12-1520-cr
United States v. Biear
UNITED STATES COURT OF APPEALS
FOR THE SECOND CIRCUIT
SUMMARY ORDER
Rulings by summary order do not have precedential effect. Citation to a summary order filed on or
after January 1, 2007, is permitted and is governed by Federal Rule of Appellate Procedure 32.1 and
this court’s Local Rule 32.1.1. When citing a summary order in a document filed with this court, a
party must cite either the Federal Appendix or an electronic database (with the notation “summary
order”). A party citing a summary order must serve a copy of it on any party not represented by
counsel.
At a stated Term of the United States Court of Appeals for the Second Circuit, held at the
Thurgood Marshall United States Courthouse, at 40 Foley Square, in the City of New York, on
the 11th day of March, two thousand fourteen.
Present: ROBERT A. KATZMANN,
Chief Judge,
ROBERT D. SACK,
Circuit Judge,
JED S. RAKOFF,
District Judge.*
________________________________________________
UNITED STATES OF AMERICA,
Appellee,
v. No. 12-1520
JAMES S. BIEAR,
Defendant-Appellant.
________________________________________________
For Appellee: LISA P. KOROLOGOS, Assistant U.S. Attorney (Jennifer G.

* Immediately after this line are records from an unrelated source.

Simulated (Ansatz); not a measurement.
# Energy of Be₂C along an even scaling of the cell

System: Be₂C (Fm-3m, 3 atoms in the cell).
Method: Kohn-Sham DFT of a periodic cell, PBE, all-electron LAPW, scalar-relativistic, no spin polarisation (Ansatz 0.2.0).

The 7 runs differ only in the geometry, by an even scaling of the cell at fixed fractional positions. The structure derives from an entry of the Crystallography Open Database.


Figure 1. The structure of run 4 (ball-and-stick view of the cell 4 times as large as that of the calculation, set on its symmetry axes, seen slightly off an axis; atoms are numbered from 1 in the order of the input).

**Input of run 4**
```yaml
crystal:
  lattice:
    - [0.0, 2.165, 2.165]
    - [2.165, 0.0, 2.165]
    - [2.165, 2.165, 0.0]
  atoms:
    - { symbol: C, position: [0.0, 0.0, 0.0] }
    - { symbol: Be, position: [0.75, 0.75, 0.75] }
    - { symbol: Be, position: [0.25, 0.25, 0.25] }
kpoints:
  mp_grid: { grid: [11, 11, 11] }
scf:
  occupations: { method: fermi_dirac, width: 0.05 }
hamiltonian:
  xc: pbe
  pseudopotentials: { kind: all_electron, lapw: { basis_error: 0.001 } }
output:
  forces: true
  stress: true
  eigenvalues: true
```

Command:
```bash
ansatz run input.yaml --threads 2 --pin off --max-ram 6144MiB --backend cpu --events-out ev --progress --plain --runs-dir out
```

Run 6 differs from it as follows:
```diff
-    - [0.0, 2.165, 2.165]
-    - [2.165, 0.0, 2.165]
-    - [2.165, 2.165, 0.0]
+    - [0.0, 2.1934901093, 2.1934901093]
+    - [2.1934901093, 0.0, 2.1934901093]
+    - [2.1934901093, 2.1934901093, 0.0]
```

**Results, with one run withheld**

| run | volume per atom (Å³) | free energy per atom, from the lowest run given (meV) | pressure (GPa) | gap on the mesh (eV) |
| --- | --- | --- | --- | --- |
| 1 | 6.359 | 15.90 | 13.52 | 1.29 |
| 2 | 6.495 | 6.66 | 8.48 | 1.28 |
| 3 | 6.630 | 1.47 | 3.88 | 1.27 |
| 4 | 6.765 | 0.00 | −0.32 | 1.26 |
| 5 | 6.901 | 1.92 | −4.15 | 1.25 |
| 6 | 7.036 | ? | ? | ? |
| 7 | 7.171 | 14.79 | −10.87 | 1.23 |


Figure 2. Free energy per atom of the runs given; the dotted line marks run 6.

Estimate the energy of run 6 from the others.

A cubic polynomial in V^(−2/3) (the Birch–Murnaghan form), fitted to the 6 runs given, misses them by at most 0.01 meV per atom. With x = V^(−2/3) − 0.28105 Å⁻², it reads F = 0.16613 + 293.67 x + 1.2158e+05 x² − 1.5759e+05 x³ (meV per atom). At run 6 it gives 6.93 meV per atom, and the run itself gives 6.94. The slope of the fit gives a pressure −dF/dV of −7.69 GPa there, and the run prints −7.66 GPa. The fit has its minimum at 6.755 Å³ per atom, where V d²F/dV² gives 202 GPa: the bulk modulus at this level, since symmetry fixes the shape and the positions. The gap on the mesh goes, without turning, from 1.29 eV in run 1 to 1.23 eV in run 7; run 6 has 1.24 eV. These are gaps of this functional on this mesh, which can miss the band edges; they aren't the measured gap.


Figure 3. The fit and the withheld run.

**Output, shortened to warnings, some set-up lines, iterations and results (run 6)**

Rodgers, Assistant U.S. Attorney, on the brief), for Preet
Bharara, U.S. Attorney for the Southern District of New York,
New York, NY.
*
The Honorable Jed S. Rakoff, United States District Judge for the Southern District of
New York, sitting by designation.
For Defendant-Appellant: LAWRENCE D. GERZOG, Law Offices of Lawrence D. Gerzog,
New York, NY.
Appeal from the United States District Court for the Southern District of New York
(Castel, J.).
ON CONSIDERATION WHEREOF, IT IS HEREBY ORDERED, ADJUDGED,
and DECREED that the judgment of the district court be and hereby is AFFIRMED, and that
defendant-appellant’s claim of ineffective assistance of counsel is DISMISSED without
prejudice.
Defendant-Appellant James S. Biear appeals from a judgment of conviction and sentence
imposed on March 29, 2013, by the United States District Court for the Southern District of New
York (Castel, J.). Biear was charged with one count of interstate transportation of stolen property
under 18 U.S.C. § 2314; one count of wire fraud under 18 U.S.C. § 1343; one count of bank
fraud under 18 U.S.C. § 1344; one count of mail fraud under 18 U.S.C. § 1341; one count of
access device fraud under 18 U.S.C. § 1029(a)(5); and five counts of money laundering under 18
U.S.C. § 1957. He was convicted on all counts after a jury trial, and was sentenced primarily to
ten years’ imprisonment. He now appeals his conviction on each count and also his sentence. We
assume the parties’ familiarity with the underlying facts, procedural history, and issues on
appeal.
First, Biear challenges the sufficiency of the evidence as to each count on which he was
convicted. “We review de novo challenges to the sufficiency of the evidence.” United States v.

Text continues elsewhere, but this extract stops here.